Machine Learning vs Differential Privacy
post by Ilio · 2023-01-05T15:14:05.489Z · LW · GW · No commentsThis is a question post.
Contents
Answers 13 rpglover64 None No comments
edit: see below for clarifications by expert domain rpglover64 and a good pick of references from the gears to ascenscion. My one (cheatingly long) sentence takeaway is: it’s clear training does not automatically lead to DP, it’s unclear if DP can always or seldom help training, it’s likely that easy algorithms are not available yet, it’s unlikely that finding one is low hanging fruit.
From wikipedia, « an algorithm is differentially private if an observer seeing its output cannot tell if a particular individual's information was used in the computation ». In other words, if some training process asymptotically converges toward generalisable knowledge only, then it should tend to become differentially private.
…or so it seems to me, but actually I’ve no idea if that’s common knowledge in ml- or crypto- educated folks, versus it’s pure personal guess and there’s no reason to believe that. What do you see as the best argument for or against that idea? Any guess on how to disprove or prove it?
Extra Good Samaritan point : my english sucks, so any comment rewriting this post in good english, even if for minor details, is a great help thank you.
This is version 0.1
Answers
I've been working in differential privacy for the past 5 years; given that it doesn't come up often unprompted, I was surprised and pleased by this question.
Short answer: no, generalizability does not imply differential privacy, although differential privacy does imply generalizability, to a large degree.
The simplest reason for this is that DP is a property that holds for all possible datasets, so if there is even one pathological data set for which your algorithm overfits, it's not DP, but you can still credibly say that it generalizes.

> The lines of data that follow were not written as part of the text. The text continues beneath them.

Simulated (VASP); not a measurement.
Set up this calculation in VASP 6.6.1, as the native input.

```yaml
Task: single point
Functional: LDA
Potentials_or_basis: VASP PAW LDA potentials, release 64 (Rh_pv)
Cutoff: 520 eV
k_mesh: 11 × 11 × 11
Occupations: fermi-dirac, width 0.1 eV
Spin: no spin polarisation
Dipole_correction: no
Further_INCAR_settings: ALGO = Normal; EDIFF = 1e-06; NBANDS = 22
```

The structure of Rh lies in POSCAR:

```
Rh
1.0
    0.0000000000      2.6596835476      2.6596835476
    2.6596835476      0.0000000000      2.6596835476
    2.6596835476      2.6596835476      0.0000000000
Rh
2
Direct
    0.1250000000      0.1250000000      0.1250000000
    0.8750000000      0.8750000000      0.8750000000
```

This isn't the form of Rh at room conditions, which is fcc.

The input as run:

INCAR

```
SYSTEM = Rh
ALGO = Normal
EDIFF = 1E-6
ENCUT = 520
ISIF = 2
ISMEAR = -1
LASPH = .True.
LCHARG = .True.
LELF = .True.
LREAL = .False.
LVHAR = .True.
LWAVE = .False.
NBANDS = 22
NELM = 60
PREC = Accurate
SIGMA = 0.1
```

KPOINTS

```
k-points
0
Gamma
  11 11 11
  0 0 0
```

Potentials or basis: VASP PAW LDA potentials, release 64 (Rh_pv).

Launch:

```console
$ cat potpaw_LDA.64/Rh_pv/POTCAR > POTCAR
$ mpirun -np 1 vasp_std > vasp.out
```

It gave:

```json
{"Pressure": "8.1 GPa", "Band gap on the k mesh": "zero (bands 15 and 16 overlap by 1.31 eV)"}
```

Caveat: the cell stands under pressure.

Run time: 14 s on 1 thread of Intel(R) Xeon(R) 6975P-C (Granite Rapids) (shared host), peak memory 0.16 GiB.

(I have to go, so I'm posting this as it, and I will add more later if you're interested.)
↑ comment by Ilio · 2023-01-05T18:33:55.357Z · LW(p) · GW(p)
Thanks and yes please add! For example, if DP implies generalization, then why isn’t every one trying to complete backprop with DP principles to make a (more robust)/(better at privacy) learning strategy? Or that’s what every one tried but it’s trickier than it seems?
Replies from: alex-rozenshteyn, lahwran↑ comment by rpglover64 (alex-rozenshteyn) · 2023-01-06T01:22:54.635Z · LW(p) · GW(p)
As mentioned in the other reply, DP gives up performance (though with enough data you can overcome that, and in many cases, you'd need only a little less data for reliable answers anyway).
Another point is that DP is fragile and a pain:
- you have to carefully track the provenance of your data (so you don't accidentally include someone's data twice without explicitly accounting for it)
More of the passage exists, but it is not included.